“Mme. Loie Fuller, whom I have admired for a number of years, is, to my mind, a woman of genius, with all the resources of talent,” so wrote the master from Meudon on January 19, 1908.

“All the cities in which she has appeared, including Paris, are under obligations to her for the purest emotions. She has reawakened the spirit of antiquity, showing the Tanagra figurines in action. Her talent will always be imitated, from now on, and her creation will be reattempted over and over again, for she has re-created effects and light and background, all things which will be studied continually, and whose initial value I have understood.

“She has even been able, by her brilliant reproduction, to make us understand the Far East.

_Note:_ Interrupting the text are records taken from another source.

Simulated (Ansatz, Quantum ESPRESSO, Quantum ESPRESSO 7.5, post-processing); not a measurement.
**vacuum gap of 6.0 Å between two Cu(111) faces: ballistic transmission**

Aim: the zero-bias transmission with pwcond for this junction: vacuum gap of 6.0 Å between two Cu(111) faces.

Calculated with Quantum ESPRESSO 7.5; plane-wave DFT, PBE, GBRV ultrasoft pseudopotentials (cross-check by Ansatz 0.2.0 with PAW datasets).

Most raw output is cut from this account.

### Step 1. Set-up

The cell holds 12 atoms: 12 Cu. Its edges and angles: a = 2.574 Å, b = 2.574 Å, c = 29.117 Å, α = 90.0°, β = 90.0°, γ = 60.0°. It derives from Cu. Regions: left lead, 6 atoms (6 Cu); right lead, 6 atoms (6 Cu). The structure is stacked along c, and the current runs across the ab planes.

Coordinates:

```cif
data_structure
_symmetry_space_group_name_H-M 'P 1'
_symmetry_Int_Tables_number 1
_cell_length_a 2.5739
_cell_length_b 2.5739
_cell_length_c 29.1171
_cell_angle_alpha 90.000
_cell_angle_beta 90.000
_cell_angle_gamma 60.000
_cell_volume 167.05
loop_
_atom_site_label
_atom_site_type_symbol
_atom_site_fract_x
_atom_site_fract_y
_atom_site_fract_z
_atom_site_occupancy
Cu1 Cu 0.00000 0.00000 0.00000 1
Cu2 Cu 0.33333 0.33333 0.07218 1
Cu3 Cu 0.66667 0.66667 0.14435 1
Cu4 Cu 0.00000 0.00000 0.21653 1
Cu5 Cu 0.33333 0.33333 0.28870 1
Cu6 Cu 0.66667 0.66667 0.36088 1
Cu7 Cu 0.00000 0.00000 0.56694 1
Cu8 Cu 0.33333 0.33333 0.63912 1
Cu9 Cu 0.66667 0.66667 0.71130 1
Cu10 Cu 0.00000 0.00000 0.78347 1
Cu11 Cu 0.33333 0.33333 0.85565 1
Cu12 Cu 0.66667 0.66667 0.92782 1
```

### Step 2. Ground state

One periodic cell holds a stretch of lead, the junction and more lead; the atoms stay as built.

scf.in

“I fall far below what I ought to say about this great personality; my language is inept for that, but my artistic heart is grateful to her.”

Less grateful, certainly, than I am to the man who wrote these lines. I am, nevertheless, happy to have been able to bring together on the same page the names of two masters of form who have influenced me profoundly and whom I revere affectionately.

XII
M. GROULT’S COLLECTION

ONE beautiful summer afternoon I was driven to a house in the Boulevard Inkermann at Neuilly. From afar off I heard the sound of hunting-horns, and I wondered in what part of Neuilly it was possible to follow the hounds. That was certainly a novelty.

The carriage stopped.

We were at the house of the charming Rachel Boyer, of the Comédie-Française, who had invited me to a matinee. Before reaching the house I crossed a great garden, still pursued by the sound of hunting-horns that were clearly coming nearer. While I was wondering again where the huntsmen could be riding I reached the house.

The mistress of the establishment received me with the greatest cordiality. Rachel Boyer is a charming soul. She beams like a ray of sunlight.